GNU bug report logs - #28779
tests/workers.scm failure

Previous Next

Package: guix;

Reported by: Eric Bavier <bavier <at> cray.com>

Date: Tue, 10 Oct 2017 15:50:02 UTC

Severity: normal

Done: ludo <at> gnu.org (Ludovic Courtès)

Bug is archived. No further changes may be made.

To add a comment to this bug, you must first unarchive it, by sending
a message to control AT debbugs.gnu.org, with unarchive 28779 in the body.
You can then email your comments to 28779 AT debbugs.gnu.org in the normal way.

Toggle the display of automated, internal messages from the tracker.

View this report as an mbox folder, status mbox, maintainer mbox


Report forwarded to bug-guix <at> gnu.org:
bug#28779; Package guix. (Tue, 10 Oct 2017 15:50:02 GMT) Full text and rfc822 format available.

Acknowledgement sent to Eric Bavier <bavier <at> cray.com>:
New bug report received and forwarded. Copy sent to bug-guix <at> gnu.org. (Tue, 10 Oct 2017 15:50:02 GMT) Full text and rfc822 format available.

Message #5 received at submit <at> debbugs.gnu.org (full text, mbox):

From: Eric Bavier <bavier <at> cray.com>
To: "bug-guix <at> gnu.org" <bug-guix <at> gnu.org>
Subject: tests/workers.scm failure
Date: Tue, 10 Oct 2017 15:48:42 +0000
Roughly 1 in 2 runs of tests/workers.scm fails on my system.  Output:

========================================================
   GNU Guix 0.13.0.3413-984e3-dirty: ./test-suite.log
========================================================

# TOTAL: 1
# PASS:  0
# SKIP:  0
# XFAIL: 0
# FAIL:  1
# XPASS: 0
# ERROR: 0

.. contents:: :depth: 2

FAIL: tests/workers
===================

test-name: enqueue
location: /home/users/bavier/src/guix/tests/workers.scm:26
source:
+ (test-equal
+   "enqueue"
+   4242
+   (let* ((pool (make-pool))
+          (result 0)
+          (#{1+!}# (let ((lock (make-mutex)))
+                     (lambda ()
+                       (with-mutex lock (set! result (+ result 1)))))))
+     (let loop ((i 4242))
+       (unless
+         (zero? i)
+         (pool-enqueue! pool #{1+!}#)
+         (loop (- i 1))))
+     (let poll ()
+       (unless
+         (pool-idle? pool)
+         (pk 'busy result)
+         (sleep 1)
+         (poll)))
+     result))
expected-value: 4242
actual-value: 4241
result: FAIL


To me the reason seems to be that the 'pool-idle? procedure indicates whether or not the task queue is empty, not whether all tasks have completed execution, so the poll loop exits before all 1+! updates are finished and the test fails.  

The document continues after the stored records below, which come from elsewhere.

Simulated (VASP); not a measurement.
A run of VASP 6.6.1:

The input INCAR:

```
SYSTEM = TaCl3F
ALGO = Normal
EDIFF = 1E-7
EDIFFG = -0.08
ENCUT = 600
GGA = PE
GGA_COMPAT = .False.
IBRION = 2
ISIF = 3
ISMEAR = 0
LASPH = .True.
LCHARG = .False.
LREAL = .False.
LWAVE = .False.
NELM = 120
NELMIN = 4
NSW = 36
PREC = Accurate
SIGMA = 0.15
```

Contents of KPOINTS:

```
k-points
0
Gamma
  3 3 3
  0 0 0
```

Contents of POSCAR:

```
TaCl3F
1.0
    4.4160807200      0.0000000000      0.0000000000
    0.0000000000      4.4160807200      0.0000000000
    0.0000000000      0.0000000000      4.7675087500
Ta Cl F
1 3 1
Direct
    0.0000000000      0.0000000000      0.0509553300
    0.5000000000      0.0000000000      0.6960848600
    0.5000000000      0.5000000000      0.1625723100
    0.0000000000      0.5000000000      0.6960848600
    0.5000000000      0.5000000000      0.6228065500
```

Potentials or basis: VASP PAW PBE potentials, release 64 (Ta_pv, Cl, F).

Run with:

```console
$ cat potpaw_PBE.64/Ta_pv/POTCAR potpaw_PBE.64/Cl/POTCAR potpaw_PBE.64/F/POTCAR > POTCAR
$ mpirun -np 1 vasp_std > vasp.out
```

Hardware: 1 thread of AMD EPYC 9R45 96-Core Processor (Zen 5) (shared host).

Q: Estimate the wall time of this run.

Most failures show "actual-value: 4241", but I have also seen "actual-value: 4239" and "actual-value: 4240", which points to a race condition.

On this system '(current-processor-count) => 128'

Eric Bavier, Scientific Libraries, Cray Inc.




Information forwarded to bug-guix <at> gnu.org:
bug#28779; Package guix. (Thu, 16 Nov 2017 08:30:02 GMT) Full text and rfc822 format available.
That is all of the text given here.